You can find Elizabeth selling vegetables in the Namatala market. She’ll be wearing a headscarf and often a wide tooth smile. For the last eight years, she has sold eggplant, tomatoes, cabbage, greens and onions at a small wooden stand in the market.
She moved to Namatala with her husband in 2000 from the Butalejea district, which is about 70 miles away. She moved with the hopes of making money by selling boiled yams. When she wasn’t able to sell her yams, her husband of 18 years left her and her five children.
Now she works determinedly at her vegetable stand to support her children. However, it is hard to make a profit selling vegetables, because of the steep competition and the produce only stays fresh for a few days. Most days, Elizabeth finds herself losing money at the stand.

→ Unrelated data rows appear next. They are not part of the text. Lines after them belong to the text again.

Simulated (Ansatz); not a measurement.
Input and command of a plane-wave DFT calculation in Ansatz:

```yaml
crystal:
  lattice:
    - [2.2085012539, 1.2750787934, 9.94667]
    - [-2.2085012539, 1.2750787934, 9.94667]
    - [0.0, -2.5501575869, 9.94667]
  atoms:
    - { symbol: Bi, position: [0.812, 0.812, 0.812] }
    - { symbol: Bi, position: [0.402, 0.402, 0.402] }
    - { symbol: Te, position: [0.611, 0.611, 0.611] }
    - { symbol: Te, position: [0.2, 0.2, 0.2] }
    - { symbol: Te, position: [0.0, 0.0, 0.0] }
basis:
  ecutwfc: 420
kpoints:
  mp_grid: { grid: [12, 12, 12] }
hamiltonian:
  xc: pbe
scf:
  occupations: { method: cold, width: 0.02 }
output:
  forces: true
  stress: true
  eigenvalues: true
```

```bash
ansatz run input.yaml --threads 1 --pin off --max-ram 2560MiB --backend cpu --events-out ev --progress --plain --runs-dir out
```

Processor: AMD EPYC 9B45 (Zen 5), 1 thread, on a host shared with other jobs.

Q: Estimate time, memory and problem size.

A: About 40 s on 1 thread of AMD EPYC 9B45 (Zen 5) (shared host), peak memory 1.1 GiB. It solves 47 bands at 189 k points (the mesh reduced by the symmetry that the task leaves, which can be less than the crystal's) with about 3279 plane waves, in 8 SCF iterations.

Elizabeth’s husband came back a few years ago but left her again when she got pregnant, she hasn’t seen him since. She takes care of her six children alone.
She has four sisters and two brothers. Her siblings are mostly farmers and cannot afford to help her out monetarily, but they are all close friends. She is also a very close friends with Annette. The two live next door to each other and often share food and help each other out. You can often find them sorting beans or talking under the mango tree in their front yard.
Elizabeth hopes for her children are that they will “eat well, dress well, and get a good education.”